Watch: HEADS. – “The Voynich Manuscript”

Heads. have been on our radar for a few months now and they will not cease being a peculiarity. The Berlin trio return with a video for “The Voynich Manuscript”, a song that offers an ear pleasing mix of grunge and post-punk. The video features a striking mixture of video material from the public archives and live footage. While the song plays, hash images of militarism and decay follow each other with increasing speed and the occasional appearance of a certain female face makes the aesthetic al the more impressive.

We got in touch with Ed Fraser (guitar, vocals) who was happy to explain the story behind the music and the peculiar video.

Ed, tell me a little bit about this Voynich Manuscript…

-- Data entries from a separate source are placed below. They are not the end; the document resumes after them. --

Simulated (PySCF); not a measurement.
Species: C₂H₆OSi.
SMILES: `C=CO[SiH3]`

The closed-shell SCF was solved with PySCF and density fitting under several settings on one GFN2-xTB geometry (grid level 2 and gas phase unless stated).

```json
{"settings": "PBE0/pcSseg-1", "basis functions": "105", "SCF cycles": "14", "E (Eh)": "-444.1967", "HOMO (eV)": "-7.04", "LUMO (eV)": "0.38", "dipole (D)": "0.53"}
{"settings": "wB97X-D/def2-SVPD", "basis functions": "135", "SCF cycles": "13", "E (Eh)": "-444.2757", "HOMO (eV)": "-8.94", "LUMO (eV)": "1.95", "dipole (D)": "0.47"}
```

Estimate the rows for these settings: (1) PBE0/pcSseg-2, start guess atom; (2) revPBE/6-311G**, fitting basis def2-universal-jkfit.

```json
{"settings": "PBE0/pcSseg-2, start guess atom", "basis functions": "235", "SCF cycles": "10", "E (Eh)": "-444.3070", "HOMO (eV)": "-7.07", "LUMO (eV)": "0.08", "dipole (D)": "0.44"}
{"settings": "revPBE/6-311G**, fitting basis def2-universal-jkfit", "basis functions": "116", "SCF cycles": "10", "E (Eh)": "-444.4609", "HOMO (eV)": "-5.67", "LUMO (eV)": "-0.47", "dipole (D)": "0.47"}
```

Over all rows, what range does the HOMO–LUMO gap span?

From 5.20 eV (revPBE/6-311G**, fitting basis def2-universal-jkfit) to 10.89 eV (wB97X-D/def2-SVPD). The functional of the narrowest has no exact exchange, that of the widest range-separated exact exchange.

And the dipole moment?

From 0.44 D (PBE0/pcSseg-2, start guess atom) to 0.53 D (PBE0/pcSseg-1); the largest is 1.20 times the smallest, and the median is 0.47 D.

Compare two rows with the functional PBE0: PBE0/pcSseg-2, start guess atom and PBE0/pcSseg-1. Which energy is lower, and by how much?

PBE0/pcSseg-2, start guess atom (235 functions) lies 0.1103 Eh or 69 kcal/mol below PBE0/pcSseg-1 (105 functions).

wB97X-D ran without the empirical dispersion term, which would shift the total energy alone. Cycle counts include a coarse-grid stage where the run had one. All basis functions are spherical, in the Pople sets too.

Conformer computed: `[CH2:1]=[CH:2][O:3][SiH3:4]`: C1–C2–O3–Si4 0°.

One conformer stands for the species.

“The actual Voynich Manuscript is this kind-of-ridiculous code that nobody has really been able to decipher. Either because it was created by a total genius, or because it’s the nonsensical ramblings of some madman, or it’s a very intricate 15th century joke, or who knows. There’s a lot of different conspiracy theories about it, they can get pretty ridiculous.”

So what exactly the relationship between the title of the song and the lyrics?

“So I wrote a kind of obscure story of my own, based on a real-life tragedy, and named it after the manuscript. Something that people wouldn’t be able to decode. There’s a couple of cryptic clues in there; I am singing about something specific, but I don’t think I should explain exactly what it’s about – I’d prefer to leave it hidden and let the listener make up their own mind about it.”

And then the video…

“The video uses a lot of repetition and some manipulation of time to try and highlight the idea that everything is cyclical and repeated, constantly. ‘The river runs’, so to speak. It’s an effort to highlight the loss and tragedy within the song, to show that things will always move, no matter what happens.”

How did you get by the footage?

“[The] archival footage is public domain stuff from all over the place, it took many hours of sourcing and reviewing footage to find the right moments. While HEADS. were on tour in Europe last year we would set up a camera or two before shows to get the live shots. We would have to hope that we’d remember to actually press the record button before the show amidst everything else that was happening, and then hope that the cameras would successfully make it through the show without running out of batteries or memory, or falling off a fucking amp or something. There was a lot of hoping and we really did lose a lot of good footage haha.”

The band’s debut album was released earlier this year on This Charming Man Records and can be bought in various formats on their Bandcamp page.